' ' Cinema Romantico: The Fate of the Furious

Tuesday, April 25, 2017

The Fate of the Furious

Boy those crazy kids from “The Fast and the Furious” have come a long way in sixteen years. Where once they were mere thrill-seeking street-racers who only wanted to drive faster than someone else a quarter mile at a time and then unwind with a cold Corona, they have now apparently morphed into thrill-seeking James Bonds juniors, racing not just in the streets and not just for thrills but across icy tundras with nuclear submarines in hot pursuit to prevent WWIII. And it’s entirely possible you might read all that and say: Duh. This is common knowledge. Where have you been? Did you not see the six sequels to “The Fast and the Furious”? My answer: No. No, I did not see the six sequels to “The Fast and the Furious”. And so if you are hoping for a review in which the franchise's considerable history is used to place “The Fate of the Furious”, entry #8 in the apparently indestructible franchise, into complete context, well, by all means, and no hard feelings, look elsewhere. But if you are curious about what a “Fast and the Furious” neophyte might have to say about the new box office thresher, feel free to keep reading.


Please do not assume, however, this review will merely be head-scratching and rhetorical question-asking, like wondering why those characters I did not know and cannot name who appeared for, like, two seconds earned a round of applause from the audience. That was a tidbit for the real fans, obviously, good for them, and for fundamental newbies such as myself we thankfully don’t need much history to understand what’s happening or, more crucially, to glean the precise standing of various character relationships. “Fate of the Furious” principal Dom Toretto (Vin Diesel) walks practically everywhere in the movie’s Havana opening with his arm around Letty (Michelle Rodriguez), visual shorthand for their romantic relationship. Roman (Tyreese Gibson) and Tej (Ludacris) crack jokes because they are comic relief. Hobbs (Dwayne Johnson) and Deckard (Jason Statham) talk trash so they are adversarial, which accounts for the movie’s single biggest letdown. This duo spend the film’s first half like two boxers in the run-up up to a showdown, issuing so many threats that it can only mean a third act fight waits. Alas, the third act fight never materializes because the movie needs to briefly move one of them aside on account of an obvious He’s Dead feint and because the movie decides they need to make up and be friends. Boo! Hiss!

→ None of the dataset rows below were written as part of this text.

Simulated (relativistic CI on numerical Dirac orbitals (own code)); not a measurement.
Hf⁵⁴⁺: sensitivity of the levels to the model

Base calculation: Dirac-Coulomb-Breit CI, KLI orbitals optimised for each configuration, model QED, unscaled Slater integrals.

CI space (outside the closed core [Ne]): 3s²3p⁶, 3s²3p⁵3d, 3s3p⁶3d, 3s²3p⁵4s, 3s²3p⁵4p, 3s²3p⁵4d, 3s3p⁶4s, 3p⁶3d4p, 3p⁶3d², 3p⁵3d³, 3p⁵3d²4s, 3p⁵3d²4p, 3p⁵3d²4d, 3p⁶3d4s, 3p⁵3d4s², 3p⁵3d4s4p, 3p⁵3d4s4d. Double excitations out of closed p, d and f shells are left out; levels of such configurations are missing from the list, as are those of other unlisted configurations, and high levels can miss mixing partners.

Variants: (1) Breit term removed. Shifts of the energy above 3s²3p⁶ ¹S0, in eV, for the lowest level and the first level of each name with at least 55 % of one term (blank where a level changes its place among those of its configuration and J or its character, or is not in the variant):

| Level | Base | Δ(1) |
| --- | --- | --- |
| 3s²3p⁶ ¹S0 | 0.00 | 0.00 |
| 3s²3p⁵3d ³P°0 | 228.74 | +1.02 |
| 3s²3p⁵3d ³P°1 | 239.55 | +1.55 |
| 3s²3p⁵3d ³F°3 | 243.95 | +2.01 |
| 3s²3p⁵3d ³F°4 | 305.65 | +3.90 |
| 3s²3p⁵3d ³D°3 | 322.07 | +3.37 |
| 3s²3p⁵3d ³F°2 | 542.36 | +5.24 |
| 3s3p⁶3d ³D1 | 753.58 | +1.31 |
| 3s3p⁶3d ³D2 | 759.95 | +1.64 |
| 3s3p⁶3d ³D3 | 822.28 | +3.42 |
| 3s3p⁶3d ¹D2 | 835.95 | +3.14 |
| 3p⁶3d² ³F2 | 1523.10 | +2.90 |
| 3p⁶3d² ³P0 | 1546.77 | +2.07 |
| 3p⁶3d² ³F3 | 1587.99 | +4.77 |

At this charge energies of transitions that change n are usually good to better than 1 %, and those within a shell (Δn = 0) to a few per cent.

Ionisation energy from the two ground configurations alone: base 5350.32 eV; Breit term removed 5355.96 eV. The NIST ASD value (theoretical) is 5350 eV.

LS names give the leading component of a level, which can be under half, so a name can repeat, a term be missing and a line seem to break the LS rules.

Then again, their eventual making up correlates directly to the movie’s overriding theme, one explicated several times just to ensure, I guess, that anyone like me with no real relationship to the franchise doesn’t miss it – namely, Family First. We see this in the movie’s standalone opening stanza, a nod, it seems, to the series’ roots, in which Dom settles a dispute involving his cousin by challenging Raldo (Celestino Cornielle) to a street race. The whole sequence speaks to the movie’s light tone, where one second Raldo is literally trying to kill Dom and the next second Raldo is all like “You’ve got my respect, you wacky guy”, and the innumerable extras function less as potential collateral damage than street race club goers just waiting for the checkered flag.

That tone goes hand-in-hand with the movie’s mononymous villain Cipher (Charlize Theron), cyber-terrorist extraordinaire, wherein her diabolical plan to acquire some nukes for all the usual reasons comes across as far less consequential than her blackmailing Dom into helping her acquire those nukes so that she can pit him against his brotherly and sisterly racers-in-arms. And this means that Mr. Nobody (Kurt Russell), a wonderful character, a vaguely defined government operative who comes and goes at his leisure and who I kept imagining in an alternate “Four Rooms”-ish film waltzing from spy movie to spy movie with various instructions for various action heroes, will enlist Dom’s own cohorts to go after Dom, family against family.


Trouble is, because we know from the get-go that Dom has not really gone to the dark side of the fast & furious force, all the inherent suspense of this twist is sucked dry. This leaves the myriad set pieces to do the heavy lifting. They mostly do, equally comic and ornate, stretching from a zombie submarine to a car chase in which one of the cars isn’t a car but a heat-seeking missile, which I imagine will be a NASCAR event by 2020, even if, at certain points, this insistence on bigger and louder sometimes makes it seem like director F. Gary Gray and writer Chris Morgan inadvertently crafted a sequel to “xXx” rather than “The Fast and the Furious.”

If too often Diesel is forced to go through these gone-rogue motions with a gruff joylessness that mirrors the fauxness of his going rogue, where the thing that winds up driving him forward, not to be revealed, plays less like a true augmenting of the familial stakes than a we-need-something-here soap opera twist (notice how a potential love triangle lets Dom off the hook because the movie makes the decision for him, a cheat that really grinds my gears), there are nevertheless still moments when his real emotions buried deep beneath so much Hollywood pomp and circumstance emerge. You can’t completely tamp down Vin Diesel, or Michelle Rodriguez, and when they crackle together, like post-going rogue, when they find themselves in a staredown by way of a Mexican Standoff, franchise backstory is rendered as mute as all the pyrotechnics, speaking a universal cinematic language.

Cars are cute, but nothing on the silver screen stokes the engines like human faces.